K-means clustering in order

anguslou · November 21, 2019, 6:03am

It seems that K-means node generates clustering names (cluster_1, cluster_2…) in random to the reference value. Is it possible to make the name in order to reference value? now I am using Rule Engine to re-order it like “$Recency_Cluster$ = 2 => 1” but if I re-run the analysis it may generate clustering randomly again then it may not work.

nemad · November 21, 2019, 8:06am

Hello @anguslou,

what do you mean by reference value?
Do you mean that the first cluster in the table is not necessarily cluster_1?

Cheers,

Adrian

anguslou · November 21, 2019, 8:57am

Reference value means the columns that clustering are determined, eg, total payment in my case.

I find if the total payment is sorted, the clustering are cluster_0, cluster_2, cluster_1, and so on…

nemad · November 21, 2019, 9:14am

So you mean the columns that are used to compute the clustering i.e. the columns in the include list in the dialog of the k-Means node?

anguslou · November 21, 2019, 9:16am

Yes, that’s right. I wonder how to make the clustering in order.

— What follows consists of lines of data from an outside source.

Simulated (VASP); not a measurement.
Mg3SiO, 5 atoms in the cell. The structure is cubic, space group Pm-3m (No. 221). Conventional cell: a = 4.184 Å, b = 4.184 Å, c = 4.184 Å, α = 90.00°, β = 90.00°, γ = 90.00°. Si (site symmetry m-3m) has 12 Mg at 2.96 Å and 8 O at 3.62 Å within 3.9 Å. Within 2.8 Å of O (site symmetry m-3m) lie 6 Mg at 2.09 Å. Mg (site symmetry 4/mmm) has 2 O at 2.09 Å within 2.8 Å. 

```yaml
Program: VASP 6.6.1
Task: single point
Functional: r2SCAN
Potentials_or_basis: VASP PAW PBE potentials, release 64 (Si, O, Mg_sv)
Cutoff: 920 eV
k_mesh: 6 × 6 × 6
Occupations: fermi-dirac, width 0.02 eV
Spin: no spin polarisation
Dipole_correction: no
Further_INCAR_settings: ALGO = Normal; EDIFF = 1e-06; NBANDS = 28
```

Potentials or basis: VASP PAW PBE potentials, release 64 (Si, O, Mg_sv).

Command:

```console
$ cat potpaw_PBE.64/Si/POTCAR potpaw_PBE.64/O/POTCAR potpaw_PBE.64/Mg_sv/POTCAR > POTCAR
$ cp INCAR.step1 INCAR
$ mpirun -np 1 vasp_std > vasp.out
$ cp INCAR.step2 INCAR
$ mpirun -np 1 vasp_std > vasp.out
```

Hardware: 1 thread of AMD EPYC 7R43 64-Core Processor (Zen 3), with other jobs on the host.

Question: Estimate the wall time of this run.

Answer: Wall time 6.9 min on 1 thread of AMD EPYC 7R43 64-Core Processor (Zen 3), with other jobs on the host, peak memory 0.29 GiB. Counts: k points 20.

nemad · November 21, 2019, 9:31am

I can see how that might make sense in your case but if you have more than 1 column, it’s not clear how to define such an order.
There is actually a caveat with the current implementation, namely that is uses the first rows as initialization which is a very poor way to initialize k-Means if the rows are ordered.
Therefore I’d recommend to use the Shuffle node to break up any order, then run k-Means and afterwards sort your table again and finally reassign the clusters in the desired order.

Cheers,

Adrian

system · May 21, 2020, 9:42pm

This topic was automatically closed 182 days after the last reply. New replies are no longer allowed.